The goal of parseSlurmDuration is to enable analytics of SLURM
accounting data in R without tripping over the Timelimit, Elapsed,
and CPUTime accounting fields.
When publishing academic research that used HPC resources managed with the SLURM scheduler, it may be beneficial to publish some job statistics so that end-users of your package or peers reviewing your research software and data analysis pipeline are able to request sufficient and (minimally buffered) resources on the computing cluster they have access to, or know to expect how long their personal or laboratory workstation or server will be occupied with computation.
The accounting fields mentioned are not in a format that works with the
lubridate package, so this package provides the function necessary to
parse those fields and allow analysis.
You can install the development version of parseSlurmDuration from GitHub with:
# install.packages("devtools")
devtools::install_github("bryce-carson/parseSlurmDuration")This example shows the absolute minimum necessary to convert some SLURM accounting data to a format that is usable with lubridate and the rest of the Tidyverse for any analysis you might want to do.
library(parseSlurmDuration)
library(lubridate) # as.duration() interests us; the rest is standard data analysis and lubridate usage therein.
#>
#> Attaching package: 'lubridate'
#> The following objects are masked from 'package:base':
#>
#> date, intersect, setdiff, union
# Get some SLURM accounting information that was found online. :)
html <- rvest::read_html("https://ubccr.freshdesk.com/support/solutions/articles/5000686909-how-to-retrieve-job-history-and-accounting")
text <- html %>% rvest::html_nodes("#article-body > div > div > div > div > p:nth-child(36) > font > font") %>% rvest::html_text()
text <- text %>% stringr::str_remove("sacct 2015-01-01 ccrgst3") %>% stringr::str_remove("(.{107})(.{108})") %>% strsplit("\\s+") %>% unlist()
slurmAccountingTable <- tibble(JobID = NA, User = NA, Partition = NA, NNodes = NA, NCPUs = NA, Start = NA, Elapsed = NA, State = NA, Priority = NA)
for (i in seq.int(1, 9*31, by = 9)) {
rowToAdd <- text[seq(i,i+8)] %>% matrix(nrow = 1)
colnames(rowToAdd) <- c("JobID", "User", "Partition", "NNodes", "NCPUs", "Start", "Elapsed", "State", "Priority")
rowToAdd %<>% as_tibble()
slurmAccountingTable %<>% bind_rows(rowToAdd)
}
slurmAccountingTable %<>% filter(!is.na(across()))

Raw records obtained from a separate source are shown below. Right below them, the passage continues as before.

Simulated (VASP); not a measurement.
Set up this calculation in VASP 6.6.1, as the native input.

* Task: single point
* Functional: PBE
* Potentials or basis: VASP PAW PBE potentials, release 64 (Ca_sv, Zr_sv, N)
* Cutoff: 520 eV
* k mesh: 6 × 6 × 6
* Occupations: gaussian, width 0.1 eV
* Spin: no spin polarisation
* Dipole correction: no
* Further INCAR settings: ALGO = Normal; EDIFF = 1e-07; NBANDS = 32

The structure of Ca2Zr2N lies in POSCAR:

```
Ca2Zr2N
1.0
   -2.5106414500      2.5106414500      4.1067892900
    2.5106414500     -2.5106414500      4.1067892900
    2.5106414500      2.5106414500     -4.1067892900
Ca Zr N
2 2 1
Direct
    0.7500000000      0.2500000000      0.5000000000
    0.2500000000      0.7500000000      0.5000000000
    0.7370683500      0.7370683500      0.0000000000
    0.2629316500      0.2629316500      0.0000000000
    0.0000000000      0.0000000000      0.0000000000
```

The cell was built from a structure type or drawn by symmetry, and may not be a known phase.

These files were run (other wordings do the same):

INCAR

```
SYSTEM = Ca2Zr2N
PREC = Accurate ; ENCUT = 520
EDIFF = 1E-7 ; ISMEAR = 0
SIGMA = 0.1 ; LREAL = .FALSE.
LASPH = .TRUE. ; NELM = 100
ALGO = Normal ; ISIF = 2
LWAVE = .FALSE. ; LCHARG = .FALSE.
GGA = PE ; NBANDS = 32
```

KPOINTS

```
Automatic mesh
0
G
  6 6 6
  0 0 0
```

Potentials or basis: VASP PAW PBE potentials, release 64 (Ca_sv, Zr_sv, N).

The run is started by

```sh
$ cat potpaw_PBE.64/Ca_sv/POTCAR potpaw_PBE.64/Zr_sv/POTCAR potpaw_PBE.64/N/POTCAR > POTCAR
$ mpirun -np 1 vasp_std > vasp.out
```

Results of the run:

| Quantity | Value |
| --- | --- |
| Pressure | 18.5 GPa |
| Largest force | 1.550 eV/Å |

# Convert the Elapsed field to ISO format, then use lubridate to convert it to a class of duration for later analysis.
slurmAccountingTable %<>% mutate(Elapsed = map_chr(Elapsed, parseSlurmDuration) %>% as.duration(),
Start = as_datetime(Start))
# Now we can calculate a field that was missing from the data we downloaded,
slurmAccountingTable %<>% mutate(End = Start + Elapsed)
# and plot the data to see how different jobs compare
filter(slurmAccountingTable, State == "COMPLETED") %>% ggplot() +
geom_col(mapping = aes(x = NCPUs, y = Elapsed))